With many among them up for a third or fourth re-election in 2014 and 2015, members of the Kenai Peninsula Borough
Assembly are looking to remove citizen-created term limits from borough law this summer.
The assembly Tuesday floated a proposed ordinance seeking to amend a 2007 citizen initiative limiting them to two consecutive terms without taking a six-month break before a third.
Assembly members voted to hold a public hearing on the ordinance and set it for July 2.
“My vote for a public hearing is neither support or against,” District 8 Assemblyman Bill Smith of Homer said.
“They always do [this],” said Fred Sturman, a longtime Soldotna resident, recent mayoral candidate and citizen who fought for borough assembly terms limits.
The assembly seems to think they know better than the voters who created and supported the law, he said.
Ordinance 2013-20, if approved next month, will be the second assembly action to repeal the popular citizen initiative setting assembly term limits in 20 years. A 2007 initiative won voter approval 52.75 percent to 47.25 percent.
In 1993, voters favored assembly term limits by a margin just shy of 2 to 1. Six years later, without seeking voter approval, the assembly repealed the law before it could limit anyone seeking a longer stay in their seat.
Alaska law prevents the borough from changing or removing a law resulting from a citizen initiative for two years.
In 2009 the assembly changed some language in the ordinance so that partial service of a term did not count as a full term in relation to term limits.
Assembly Vice President Hal Smalley said voters should be allowed to decide if they want a candidate in office for multiple terms instead of having term limits imposed by law. Smalley wrote the proposed ordinance. To those who say the assembly is acting against the public call for term limits, he responds, “Let those people vote me out.”
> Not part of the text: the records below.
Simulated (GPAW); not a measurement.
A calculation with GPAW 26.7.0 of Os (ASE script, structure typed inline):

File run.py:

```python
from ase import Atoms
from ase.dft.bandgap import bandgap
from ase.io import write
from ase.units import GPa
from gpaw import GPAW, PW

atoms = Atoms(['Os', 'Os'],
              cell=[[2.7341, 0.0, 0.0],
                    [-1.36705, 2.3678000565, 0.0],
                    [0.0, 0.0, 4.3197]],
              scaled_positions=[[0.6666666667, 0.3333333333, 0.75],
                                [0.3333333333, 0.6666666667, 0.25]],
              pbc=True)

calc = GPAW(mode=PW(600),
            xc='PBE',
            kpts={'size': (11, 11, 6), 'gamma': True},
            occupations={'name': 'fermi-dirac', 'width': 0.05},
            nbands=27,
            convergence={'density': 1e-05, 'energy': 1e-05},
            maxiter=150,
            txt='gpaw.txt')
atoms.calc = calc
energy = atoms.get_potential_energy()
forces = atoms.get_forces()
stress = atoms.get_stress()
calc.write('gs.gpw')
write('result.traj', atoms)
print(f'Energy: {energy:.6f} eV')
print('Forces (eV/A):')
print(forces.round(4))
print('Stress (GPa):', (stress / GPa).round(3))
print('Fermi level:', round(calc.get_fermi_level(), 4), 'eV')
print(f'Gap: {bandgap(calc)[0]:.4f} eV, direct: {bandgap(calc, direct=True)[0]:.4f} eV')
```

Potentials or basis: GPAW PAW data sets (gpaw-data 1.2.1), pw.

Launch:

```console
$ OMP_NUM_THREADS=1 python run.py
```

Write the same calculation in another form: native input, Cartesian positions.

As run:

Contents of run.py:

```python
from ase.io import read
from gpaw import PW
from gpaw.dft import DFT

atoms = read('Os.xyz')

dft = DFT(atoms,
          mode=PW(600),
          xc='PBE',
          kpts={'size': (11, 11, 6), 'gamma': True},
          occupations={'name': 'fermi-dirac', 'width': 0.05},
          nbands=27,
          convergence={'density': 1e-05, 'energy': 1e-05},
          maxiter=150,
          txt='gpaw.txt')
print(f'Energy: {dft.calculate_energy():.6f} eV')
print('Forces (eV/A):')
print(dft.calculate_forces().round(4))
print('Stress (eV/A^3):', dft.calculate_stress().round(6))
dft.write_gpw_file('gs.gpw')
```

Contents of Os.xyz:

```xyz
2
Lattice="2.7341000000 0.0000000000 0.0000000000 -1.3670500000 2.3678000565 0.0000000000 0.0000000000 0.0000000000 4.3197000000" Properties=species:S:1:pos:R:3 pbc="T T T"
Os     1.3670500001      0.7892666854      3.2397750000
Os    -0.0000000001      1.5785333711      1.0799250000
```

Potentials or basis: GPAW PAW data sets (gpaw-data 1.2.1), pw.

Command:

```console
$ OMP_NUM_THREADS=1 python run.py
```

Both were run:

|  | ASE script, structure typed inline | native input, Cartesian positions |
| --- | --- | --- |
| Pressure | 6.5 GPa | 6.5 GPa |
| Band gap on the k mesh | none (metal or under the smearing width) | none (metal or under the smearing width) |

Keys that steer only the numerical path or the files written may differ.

Smalley is up for a fourth term in 2014 and is cognizant voters approved term limits, but believes those limits are a “disservice” to borough citizens.
“The assumption is that we want to hold the seat forever,” said District 9 Assemblyman Mako Haggerty, who represents the southern Kenai Peninsula. “I don’t believe in term limits.”
Haggerty went on to say that other people in other districts should not tell his district who can or cannot represent them.
The ordinance language claims that the public lost out when term limits forced several assembly members with years of experience from borough government. Seeing the borough as a multi-million dollar business, Smalley said that 51 years of combined assembly experience was lost to the law with the first three assemblymen affected. A corporation wouldn’t do that, he said.
Nikiski resident James Price says the original idea for assembly term limits rests in a desire to have citizens as public servants rather than career politicians. Price is a leading member of the Alliance for Concerned Taxpayers, which created the 2007 term limit law and fought the borough through to the Alaska Supreme Court to enforce the new limits.
Smalley’s ordinance addresses Price’s concern directly by claiming in the body of the proposed law, “The most effective way to limit terms is to vote on Election Day.” It goes on to say that “… assembly members live and work in the community in which they serve and therefore are not out of touch with their constituents.”
Although a 2011 Alaska Supreme Court decision found that term limits do not disenfranchise voters or candidates, the proposed ordinance language claims term limits “infringe upon the right to vote for a candidate of choice.”
“It’s limiting, if a person can’t run,” because of term limits, Smalley said.
If approved this summer, the change will not affect the three assembly members facing re-election in 2013; all are in their first term of office. However, repealing the citizen-driven law would open 2014 to optional fourth consecutive terms for Smith and Smalley. A third consecutive term for Charlie Pierce (District 5) also becomes possible. Both Sue McClure (District 6) and Haggerty would become eligible to run for third terms in 2015.
Assembly President Linda Murphy promised to leave office at her determined retirement age. None on the assembly have a personal agenda regarding the move to repeal term limits, she said.
“When I am 68, I am out of here,” Murphy said.
The amendments might come too close to the general election for the Alliance of Concerned Taxpayers to gather the money and forces and get a new term limit ordinance on the fall ballot.
The history of the argument between the alliance and the assembly is long and court filled. Originally, the 2007 ordinance sought to also limit the terms of school board members but that was deemed unconstitutional by the Alaska Supreme Court. The court did find that assembly terms could be limited, but not beginning with that same 2007 election — nearly half the assembly would have become immediately ineligible for the offices they’d just won.
A public hearing on the matter is set for July 2.
Greg Skinner is a reporter for the Peninsula Clarion.